Upload (2020) s02e02 – Dinner Party

Both Robbie Amell and Andy Allo spend this episode getting used to their new normals (without each other), with Allo having a much better time of it. She gets to hang out with new beau Paulo Costanzo, which means a bunch of flirting, but also finding out some of the Luds anti-digital afterlife plans.

Amell’s just got to suffer through fiancée Allegra Edwards throwing a dinner party; the audience now knows Edwards is lying to him about being dead. She’s just in a VR suit in her bathtub 24/7. She invites the worst people she can find around the place, letting Amell invite his poor friend Phoebe Miu for some contrast. Kevin Bigley’s there too, but he’d either be an Amell invite or as Vic Michaelis’s plus one. Michaelis is Edwards’s grandma, who spends her digital afterlife drunk and knocking boots with Bigley.

Michaelis also gets a conversation with fellow rich guest William B. Davis (as a Koch brother analog) about how much fun it is to be racist and how women getting the vote caused the Great Depression. Davis has some unlikely, seemingly empathetic ideas about the poors receiving a digital afterlife, too, surprising Amell and horrifying Edwards. Bigley gets it in his head there’s something to Davis’s interest concerning the big conspiracy against Amell (Amell having programmed a free digital afterlife and apparently murdered for it), but Amell’s too busy with the dinner party. Specifically the help.

In addition to Allo’s adventures with the Luds, the episode’s also got Zainab Johnson and her new sidekick, Mackenzie Cardwell, trying to keep up with Edwards’s demands for the dinner party. Edwards is just too much of a Karen for the AI to keep up with her; there are some great scenes for Owen Daniels, who plays all the in-world AI characters. When Cardwell enters the digital afterlife, she uses Allo’s existing avatar, sending Amell into conniptions.

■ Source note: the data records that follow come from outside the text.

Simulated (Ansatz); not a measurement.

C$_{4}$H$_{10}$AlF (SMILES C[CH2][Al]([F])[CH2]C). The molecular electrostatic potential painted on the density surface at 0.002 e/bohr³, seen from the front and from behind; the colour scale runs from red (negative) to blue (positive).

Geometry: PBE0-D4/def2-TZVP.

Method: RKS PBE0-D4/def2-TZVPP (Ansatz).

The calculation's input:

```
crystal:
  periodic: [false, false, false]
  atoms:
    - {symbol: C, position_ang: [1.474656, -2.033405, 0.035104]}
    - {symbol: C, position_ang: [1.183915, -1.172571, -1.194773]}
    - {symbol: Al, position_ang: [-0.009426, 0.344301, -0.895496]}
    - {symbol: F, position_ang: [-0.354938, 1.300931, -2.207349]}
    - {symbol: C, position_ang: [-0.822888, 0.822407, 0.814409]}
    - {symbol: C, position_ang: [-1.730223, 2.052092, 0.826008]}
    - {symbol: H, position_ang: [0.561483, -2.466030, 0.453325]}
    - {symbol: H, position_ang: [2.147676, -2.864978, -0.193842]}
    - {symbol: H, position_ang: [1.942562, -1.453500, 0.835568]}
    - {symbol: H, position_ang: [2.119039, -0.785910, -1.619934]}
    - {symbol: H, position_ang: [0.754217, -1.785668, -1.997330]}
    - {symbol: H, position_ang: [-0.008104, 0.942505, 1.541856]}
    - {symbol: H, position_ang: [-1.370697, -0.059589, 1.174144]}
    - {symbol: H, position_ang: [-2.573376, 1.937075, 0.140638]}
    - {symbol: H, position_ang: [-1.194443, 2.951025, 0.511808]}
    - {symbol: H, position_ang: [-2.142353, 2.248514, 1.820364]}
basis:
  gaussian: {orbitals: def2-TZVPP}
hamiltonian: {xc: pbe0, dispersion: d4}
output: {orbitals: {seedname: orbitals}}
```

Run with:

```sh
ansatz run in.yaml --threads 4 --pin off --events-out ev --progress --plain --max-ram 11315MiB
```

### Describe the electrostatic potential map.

While there are some funny faux pas moments for Amell and Cardwell Allo, it’s also some jarringly unlikable Amell for a while. Once he gets the identities sorted out, he gets really short–a complete reverse from when he doesn’t know and is falling over himself to pay attention to Cardwell Allo in front of Edwards. Although Amell told Edwards he’d had a digital afterlife fling last episode, it’s unclear if she knows it’s Allo.

Anyway.

They use Amell’s brief foray into unlikable as a character development arc, as well as a way to further establish Cardwell. Johnson’s got a great line about Amell being a “human bowl of oatmeal” who drives the other girls wild.

Meanwhile, the real Allo ends the episode getting even more involved with the Luds, specifically their plans for hacking the digital afterlife and leveraging her experience (and job) to do it.